While F1 remains focused on the serious head injuries suffered by Jules Bianchi in last weekend’s Japanese Grand Prix, it also could be headed for fresh controversy over this weekend’s inaugural Russian Grand Prix at Sochi.
The race, already clouded by the injuries to Marussia driver Bianchi, who remains in intensive care with what has been described as a diffuse axonal injury, could be blighted further by the anticipated presence at the event of Russian President Vladimir Putin, focus of international approbrium over the ongoing events in Ukraine, for which Russia has been hit by international sanctions.
F1 chief executive Bernie Ecclestone, a longtime personal friend of Putin, told Britain’s The Times that Russia’s disputes with the West have no bearing on the race.
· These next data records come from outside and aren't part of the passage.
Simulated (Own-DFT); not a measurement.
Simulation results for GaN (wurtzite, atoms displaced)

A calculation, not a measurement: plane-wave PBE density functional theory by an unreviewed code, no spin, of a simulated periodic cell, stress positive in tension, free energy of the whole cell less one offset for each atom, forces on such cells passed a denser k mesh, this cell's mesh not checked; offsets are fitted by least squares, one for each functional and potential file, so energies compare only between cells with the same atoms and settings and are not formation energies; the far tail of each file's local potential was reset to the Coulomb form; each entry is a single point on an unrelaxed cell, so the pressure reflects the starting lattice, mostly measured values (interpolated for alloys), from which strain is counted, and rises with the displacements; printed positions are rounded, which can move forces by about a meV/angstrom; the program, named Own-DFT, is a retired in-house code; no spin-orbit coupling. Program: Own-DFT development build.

“No one has spoken to me about this race or told me that we cannot go,” said Ecclestone. “The sanctions do not affect us and what we are doing is not illegal.
“The Russian people asked us to come here and that is what we are doing. We are putting on a Grand Prix. This is nothing to do with politics. As I have always said, we do not do politics. We are in Sochi to race,” he added.
Ecclestone’s affinity with international lightning-rod Putin has raised eyebrows before. Earlier this year, Ecclestone was quoted by the British media as saying that not only did he “completely agree” with Putin’s anti-gay propaganda laws, but that he believes “90 percent of the world” does too.